Simon Burroughs, MSF’s Emergency Coordinator in Andhra Pradesh, reports: "When I look around in the village where I am standing, virtually every building has been destroyed. This place was hit by three or four meters of flood water, so people didn’t just have their homes destroyed, they also lost all their possessions. They had to leave at a moment’s notice in order to escape. A lot of livelihood has been wrecked, fisherman’s nets have been swept away, farmers’ fields have been completely destroyed."

MSF has distributed over 1,000 emergency kits in the Kurnool district, containing kitchen utensils, blankets, hygiene materials and plastic sheeting to use for shelter. The organization will continue distributing an additional 2,000 kits in the Kurnool and Vijaywada districts until Sunday. One thousand mosquito nets will also be given out in the Vijaywada district, as the area is prone to malaria.

"MSF, along with other NGOs [nongovernmental organizations] and the Indian state, is ensuring that people’s basic, short-term needs are covered. Many people don’t have anywhere to cook, so we provide cooking utensils. With the plastic sheeting they can put up a tent. It is getting colder in the season now, so the blankets that we distribute are also very welcome," explains Simon.

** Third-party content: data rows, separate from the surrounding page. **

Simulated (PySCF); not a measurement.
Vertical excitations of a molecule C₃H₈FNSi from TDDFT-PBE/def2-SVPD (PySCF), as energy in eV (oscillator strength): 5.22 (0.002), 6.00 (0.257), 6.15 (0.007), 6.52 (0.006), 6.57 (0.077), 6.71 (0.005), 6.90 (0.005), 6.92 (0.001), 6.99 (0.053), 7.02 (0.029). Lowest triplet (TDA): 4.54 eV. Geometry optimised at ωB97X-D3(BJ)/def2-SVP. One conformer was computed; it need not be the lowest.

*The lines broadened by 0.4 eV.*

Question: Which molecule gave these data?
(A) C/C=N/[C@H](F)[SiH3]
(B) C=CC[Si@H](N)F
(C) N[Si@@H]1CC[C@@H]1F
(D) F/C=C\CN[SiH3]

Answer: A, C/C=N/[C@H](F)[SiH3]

Although it will take a long time for things to return to normal, Simon sees signs that things are improving: "There is still standing water, but the infrastructure is improving and access to areas which previously were only accessible by helicopter is opening up. However there are probably still pockets of people in isolated areas who are in need of more aid, and we are continuing our assessments to see if we can reach them."